The district court decided that Reader's Digest had proved trade dress infringement. Although the court made no specific finding that the trade dress of Reader's Digest is primarily non-functional, this finding is implicit in the district court's opinion, and none of the parties challenges the decision on this ground. The court specifically held that the trade dress of Reader's Digest had acquired secondary meaning. In this part of the decision, the court found that Reader's Digest had used its trade dress for six years and that wide distribution and extensive promotion of the magazine during this period had succeeded in identifying the trade dress with the magazine in the public mind. The court buttressed this determination by noting the settled rule that proof of intentional copying is probative of secondary meaning, see, e.g., M. Kramer Mfg. Co. v. Andrews, 783 F.2d 421, 448-49 (4th Cir. 1986) (reasoning that few persons would intentionally copy a trade dress that had not acquired secondary meaning), and finding that Conservative Digest and Stanley had intentionally copied Reader's Digest's trade dress. The district court then held that the trade dress of the October and November issues of Conservative Digest was likely to mislead consumers into thinking that Conservative Digest and Reader's Digest came from the same source, because the trade dress of these issues was strikingly similar to the trade dress of Reader's Digest.
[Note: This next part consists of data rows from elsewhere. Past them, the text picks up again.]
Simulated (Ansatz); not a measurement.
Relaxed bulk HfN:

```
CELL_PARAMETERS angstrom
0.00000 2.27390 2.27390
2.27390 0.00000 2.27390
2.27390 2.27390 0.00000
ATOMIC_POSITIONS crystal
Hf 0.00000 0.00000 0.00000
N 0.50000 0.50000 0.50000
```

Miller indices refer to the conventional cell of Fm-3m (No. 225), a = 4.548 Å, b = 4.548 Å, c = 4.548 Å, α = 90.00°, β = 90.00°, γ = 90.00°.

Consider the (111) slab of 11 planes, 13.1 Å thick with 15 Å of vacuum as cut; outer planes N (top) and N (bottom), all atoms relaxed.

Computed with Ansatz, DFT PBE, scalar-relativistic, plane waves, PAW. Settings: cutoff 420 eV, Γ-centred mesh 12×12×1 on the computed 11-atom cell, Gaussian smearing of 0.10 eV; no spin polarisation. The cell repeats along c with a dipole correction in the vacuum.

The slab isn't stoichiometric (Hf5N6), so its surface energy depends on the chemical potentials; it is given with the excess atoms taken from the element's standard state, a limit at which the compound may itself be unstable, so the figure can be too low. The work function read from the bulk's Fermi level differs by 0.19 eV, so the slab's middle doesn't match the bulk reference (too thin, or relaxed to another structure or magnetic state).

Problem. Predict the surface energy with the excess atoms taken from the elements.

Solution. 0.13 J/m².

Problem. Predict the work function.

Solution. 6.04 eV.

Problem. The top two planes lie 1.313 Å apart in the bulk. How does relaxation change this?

Conservative Digest and Stanley first contest the district court's finding that the trade dress of Reader's Digest had acquired secondary meaning. They essentially claim that the proof Reader's Digest offered at trial was insufficient to allow the court to make this finding. According to defendant-appellants, the trial revealed no evidence of intentional copying and thus the district court had no basis for stating that the intentional copying of Reader's Digest's cover design supported a finding of secondary meaning. In addition, Stanley and Conservative Digest claim that the court could not properly rely on the sales and promotion of Reader's Digest to support this determination. Stanley and Conservative Digest aver that proof of wide circulation and extensive promotion is not probative in this context because the sales and advertising of Reader's Digest may not have succeeded in endowing the trade dress of the magazine with secondary meaning.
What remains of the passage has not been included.